As a general proposition, self-service BI has been more myth than reality . Forrester surveys, for example, indicate that IT still develops most BI applications. Of survey respondents in 2009, 70% responded that IT develops the enterprise’s reports and dashboards . However, that figure is not 100%, as it was just a decade earlier, and there is also notable success to some open source providers such as BIRT that address a wide range of reporting needs within a typical application, ranging from operational or enterprise reporting to multi-dimensional online analytical processing (OLAP).
James Kobelius  is particularly bullish on the application of Web 2.0 “mashup” applications to knowledge worker purposes. Under this approach, Web-based applications are used and accessed directly by knowledge workers for charting and mapping purposes using Ajax or Flash widgets, such as Google Maps. The conventional BI and KM vendors have begun to more more aggressively into this area. Some notable new entrants — such as Tableau, Factual or Good Data — are also showing the way to more direct access, more flexible reporting and analysis widgets, and cleaner service or platform designs.
These initiatives reside at the display or reporting level. There is another group, including James Kobelius, Neil Raden or Seth Earley, that have addressed how to get disparate information to talk together using ontologies. They refer to “semanticizing” such traditional practices such as master data management (MDM), “ontologizing” taxonomies, or adding Web 2.0 mashups to business intelligence. While these thoughts are moving in the right direction, and will bring incremental benefits, they still are far short of the potentials at hand.
Self-service Information Management
So far, in the KM realm, the application of semantics has tended to be limited to information extraction (tagging) of text documents and first attempts at using ontologies. The tagging component is essential to enable the 80% of information presently in textual documents to become first-class citizens within business intelligence or knowledge management. The ontology efforts to date appear to be more like thin veneers over traditional taxonomies. Rather than hierarchical structures, we now see graph-oriented ones, but still intended to fulfill the same tasks of enterprise metadata and vocabulary lookups.

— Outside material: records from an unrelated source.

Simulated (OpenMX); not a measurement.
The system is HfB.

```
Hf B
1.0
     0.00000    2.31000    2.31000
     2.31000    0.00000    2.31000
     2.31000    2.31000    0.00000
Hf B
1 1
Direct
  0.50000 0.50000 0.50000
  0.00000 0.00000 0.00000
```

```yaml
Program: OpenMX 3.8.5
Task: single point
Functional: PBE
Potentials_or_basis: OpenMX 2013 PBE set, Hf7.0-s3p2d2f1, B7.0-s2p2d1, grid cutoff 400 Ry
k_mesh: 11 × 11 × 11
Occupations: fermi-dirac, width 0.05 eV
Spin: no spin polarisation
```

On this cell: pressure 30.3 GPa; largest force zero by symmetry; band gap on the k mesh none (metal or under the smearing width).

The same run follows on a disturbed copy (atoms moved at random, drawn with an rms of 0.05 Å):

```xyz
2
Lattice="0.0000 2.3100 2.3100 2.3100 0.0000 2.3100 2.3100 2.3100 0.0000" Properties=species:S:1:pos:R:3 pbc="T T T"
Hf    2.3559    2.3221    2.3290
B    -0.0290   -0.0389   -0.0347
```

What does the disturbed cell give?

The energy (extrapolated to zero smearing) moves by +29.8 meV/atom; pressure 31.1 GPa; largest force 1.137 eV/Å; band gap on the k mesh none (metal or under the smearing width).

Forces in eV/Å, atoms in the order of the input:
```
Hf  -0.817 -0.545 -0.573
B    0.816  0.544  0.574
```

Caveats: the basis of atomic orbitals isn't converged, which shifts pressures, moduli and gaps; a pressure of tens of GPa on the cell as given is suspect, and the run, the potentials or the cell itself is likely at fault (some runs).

The ontology efforts especially are just nibbling around the edges of what can be done with semantic technologies. Rather than looking upon ontologies as just another dictionary (though that role is true), if we re-orient our thinking to make ontologies central to the KM function, a wealth of new opportunities and benefits arises.
A bit more than a year ago, we formulated the Seven Pillars of the Open Semantic Enterprise, which included ontologies and related as some of the central components. In that article , we noted the particular applicability of semantic technologies to the information and knowledge management functions within enterprises. We asserted the benefits for embracing the open semantic enterprise as providing the organization greater insights with lower risk, lower cost, faster deployment, and more agile responsiveness. Since that time we have been deploying such systems and documenting those benefits.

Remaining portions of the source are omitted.